Re: [PATCH] smp: Add bootcpus parameter to boot subset of CPUs

From: Sudeep Holla
Date: Fri Oct 30 2020 - 13:45:47 EST


On Thu, Oct 29, 2020 at 02:37:06PM -0700, Elliot Berman wrote:
> On 10/28/2020 8:15 AM, Sudeep Holla wrote:
> > > > > > Hi Thomas and Peter,
> > > > > >
> > > > > > Based on my understanding with maxcpus option provides, maximum no of CPUs
> > > > > > are brough up during the device boot up. There is a different case, in which
> > > > > > we want to restrict which CPUs to be brough up.
> > > > > > On a system with 8 cpus, if we set maxcpus as 3, cpu0, cpu1, and cpu2 are
> > > > > > brough up during the bootup. For example, if we want to bring core0, core3
> > > > > > and core4 current maxcpu(as 3) setting would not help us.
> > > > > > On some platform we want the flexibility on which CPUs to bring up during
> > > > > > the device bootup. bootcpus command line is helping to bring specific CPUs
> > > > > > and these patches are working downstream.
> > > > >
> >
> > Either offline "unwanted" CPUs from user space. If that is not possible
> > for whatever thermal reasons, we need to check if we can disable them in
> > the DT like ACPI does. IIUC, it is not supported for some reasons I need
> > to recall/check, can't remember that now. If that is not possible, make
> > those nodes disappear in the bootloader ?
> >
>
> If I disappear the cpu nodes in bootloader, then I can't later online these
> cpus back up when policy permits.

No I meant, to have policy in bootloader and manage device nodes based on
what you need in that boot.

> In our experience, there is a performance hit of ~100ms to modify any
> devicetree node in bootloader, which is significant on a commercial
> device wanting to disable bootup of certain cores for thermal.
>

I bet that performance hit is nowhere close to what you may have when you
offline a bunch of big cores, so I dismiss that, sorry.

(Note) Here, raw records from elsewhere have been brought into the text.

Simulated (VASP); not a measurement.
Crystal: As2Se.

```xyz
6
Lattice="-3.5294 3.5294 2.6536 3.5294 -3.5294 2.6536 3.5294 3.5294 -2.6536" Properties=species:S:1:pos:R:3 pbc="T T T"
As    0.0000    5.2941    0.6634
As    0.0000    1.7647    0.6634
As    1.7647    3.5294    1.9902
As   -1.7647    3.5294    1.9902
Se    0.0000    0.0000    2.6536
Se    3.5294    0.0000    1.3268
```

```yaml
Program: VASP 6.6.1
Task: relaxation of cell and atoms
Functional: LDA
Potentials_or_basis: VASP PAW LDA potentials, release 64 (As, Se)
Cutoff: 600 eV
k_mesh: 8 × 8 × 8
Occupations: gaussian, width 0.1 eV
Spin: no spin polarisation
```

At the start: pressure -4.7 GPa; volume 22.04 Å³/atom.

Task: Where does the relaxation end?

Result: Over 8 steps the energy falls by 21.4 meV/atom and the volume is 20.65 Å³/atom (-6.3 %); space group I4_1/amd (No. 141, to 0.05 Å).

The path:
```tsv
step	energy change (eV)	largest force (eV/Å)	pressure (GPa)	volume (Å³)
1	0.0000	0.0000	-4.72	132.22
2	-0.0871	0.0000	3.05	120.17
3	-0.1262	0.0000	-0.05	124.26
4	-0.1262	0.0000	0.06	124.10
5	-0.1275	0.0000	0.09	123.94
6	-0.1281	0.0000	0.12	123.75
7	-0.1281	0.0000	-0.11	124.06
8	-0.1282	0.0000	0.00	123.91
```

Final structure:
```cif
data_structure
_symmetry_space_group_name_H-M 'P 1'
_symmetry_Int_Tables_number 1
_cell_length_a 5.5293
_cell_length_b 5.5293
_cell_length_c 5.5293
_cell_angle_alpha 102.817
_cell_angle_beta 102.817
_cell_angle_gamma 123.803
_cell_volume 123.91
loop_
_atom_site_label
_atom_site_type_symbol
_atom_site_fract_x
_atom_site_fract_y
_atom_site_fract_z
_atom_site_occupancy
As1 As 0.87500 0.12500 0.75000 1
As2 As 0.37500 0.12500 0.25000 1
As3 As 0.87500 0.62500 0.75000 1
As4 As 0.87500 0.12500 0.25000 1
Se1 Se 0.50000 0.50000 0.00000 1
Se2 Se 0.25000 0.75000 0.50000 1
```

> > > > > That's a lot of words, but exactly 0 on _WHY_ you would want to do that.
> > > > >
> > > >
> > > > We find the ability to limit the number of cpus brought online at bootup
> > > > useful, and to possibly later enable those cores. One use case is when
> > > > device is undergoing initial testing is to use bootcpus to limit bootup to
> > > > only a couple cores and later bring up the other cores for a controlled
> > > > stress test. A core brought up during boot is also running device
> > > > initialization. Besides being useful for SoC vendor bringup which typically
> > > > occurs downstream, this particular use case could be exercised by developer
> > > > of upstream support for a SoC when initial CPU settings are being
> > > > determined.
> > > >
> >
> > Why not try single core instead of couple of core and add the needed ones
> > for the user-space ?
>
> In some instances, we have seen that further debugging is needed from
> firmware or hardware teams. In these instances, we wanted device to still be
> able to do SMP boot, but with a few cores disabled.
>

Still manageable with different configuration in the bootloader.

> In the case where commercial device is using feature for thermal, device
> should boot multiple small cores. Booting only one core means we would not
> be able to use all possible cores to maximum extent possible in this thermal
> case.
>


I understood that point. But you haven't responded on my logical vs physical
number argument. I am clearly NACKing this patch as is for just usage of
logical CPU IDs in the command line while your intention is to control
the physical CPUs. So once again, NACK for that reason.

> > > > Another use case is if user wishes to limit bootup only to the smaller or
> > > > bigger cores. maxcpus= is not sufficient here to ensure that only those
> > > > cores are booted since it limits only to the first N cores, which may not be
> > > > the desired small or big cores. User may want to bring up only the smaller
> > > > cores during bootup for thermal reasons. For instance, device may be later
> > > > sufficiently charged such that boot up of the bigger cores is now
> > > > permissible. Relying on thermal drivers to later take care of putting core
> > > > into lower power idle may not occur until much later in boot (for instance,
> > > > if the governor is a module).
> > >
> > > I would have thought that FW/SCP would have the power to block booting up the
> > > CPUs if it deemed that to be unsafe.
> > >
> >
> > I think it is more like *desire* to run with whatever battery life is left
> > rather than *unsafe* to bring up the core.
> >
> > Also not sure if we can put such battery life related policies in the
> > firmware. If there is a thermal constraint, I am sure f/w will and must
> > refuse to boot the core. I doubt if we are talking about that here. It is
> > more a policy to extract max out of the battery life left, at-least the way
> > I see this issue. I may not have full context here, sorry.
>
> This is correct, FW here does not actually prevent core from starting since
> it is not a significant enough thermal issue.

Thanks for confirming.

--
Regards,
Sudeep